The Neural Imprint and Mapping System is a device used for generating digital maps and copies of mecha pilots' neural pathways.
About this creation
Developed through a joint effort by ZX Industries and the top scientists employed by the Japanese government, the Neural Imprint and Mapping System (NIMS) is a tool designed to aid in the development and piloting of mechanoids.
Basically, the NIMS was designed as a means of working around a known issue with the currently designed neural interface: sometimes the interface cannot interpret a pilot's thought commands.
The NIMS is a simulated reality device that presents a pilot with many scenarios several times and records the pilot's responses. The recorded responses are then interpreted and compiled into a neural 'map' that's downloaded into the mechanoid's computer for use by the neural interface.
The map serves to improve the mechanoid's reaction quality. When the pilot gives a thought command, the interface looks for the command in the map and if it finds it, executes the detailed actions. This is useful, especially since not every person thinks the same way even with basic things like walking.
Because of the amount of detail NIMS neural maps (can) contain, the Japanese government is looking into using these maps to generate artificial combat intelligences (ACIs) to make mechanoid combat an unmanned war front. Progress on the creation of such a thing is unknown as of yet.
The NIMS open. The seat isn't very comfortable. Would it kill them to at least give users a pillow?
Rear shot of the NIMS open. The panel that arcs over when the NIMS is closed is the computer system that displays scenarios and records responses. It's also responsible for monitoring the user's vitals. It's not all too uncommon for a user to suddenly become claustrophobic or get a panic attack.

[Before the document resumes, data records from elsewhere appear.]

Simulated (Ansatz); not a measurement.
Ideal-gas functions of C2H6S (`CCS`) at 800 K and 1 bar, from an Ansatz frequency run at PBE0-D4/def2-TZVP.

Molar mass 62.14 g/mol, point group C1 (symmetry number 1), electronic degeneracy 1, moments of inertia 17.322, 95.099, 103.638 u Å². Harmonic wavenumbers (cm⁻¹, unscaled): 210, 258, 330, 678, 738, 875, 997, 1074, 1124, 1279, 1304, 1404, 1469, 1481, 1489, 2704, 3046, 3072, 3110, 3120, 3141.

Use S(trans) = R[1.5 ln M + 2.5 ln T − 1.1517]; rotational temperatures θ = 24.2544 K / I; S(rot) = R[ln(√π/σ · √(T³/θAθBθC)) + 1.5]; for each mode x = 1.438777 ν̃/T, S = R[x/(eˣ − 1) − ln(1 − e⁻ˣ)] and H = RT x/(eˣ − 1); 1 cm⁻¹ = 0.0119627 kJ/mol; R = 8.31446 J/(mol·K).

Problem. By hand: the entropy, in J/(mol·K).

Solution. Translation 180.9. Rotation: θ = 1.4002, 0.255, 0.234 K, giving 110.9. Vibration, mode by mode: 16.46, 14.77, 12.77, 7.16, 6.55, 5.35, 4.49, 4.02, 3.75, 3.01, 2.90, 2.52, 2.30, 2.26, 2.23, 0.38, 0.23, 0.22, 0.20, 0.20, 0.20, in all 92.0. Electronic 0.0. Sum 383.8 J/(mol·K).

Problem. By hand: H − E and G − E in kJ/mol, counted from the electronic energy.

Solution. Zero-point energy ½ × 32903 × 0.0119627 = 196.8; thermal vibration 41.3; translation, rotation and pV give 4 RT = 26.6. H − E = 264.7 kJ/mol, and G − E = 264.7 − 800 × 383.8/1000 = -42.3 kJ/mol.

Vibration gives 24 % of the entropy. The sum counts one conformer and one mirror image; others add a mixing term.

Our friend Hayato sitting in the seat, readying himself to demonstrate the NIMS.
The NIMS closed with Hayato in the seat. The translucent encasing is a holographic monitor that displays scenario information.
Side-rear shot of the NIMS closed with Hayato inside.
This isn't really meant to be anything fancy or well done, just something I put together out of some odd parts, spare plates, and pieces of my Sky Guardian which has met its demise so that my next epic mechanoid can live.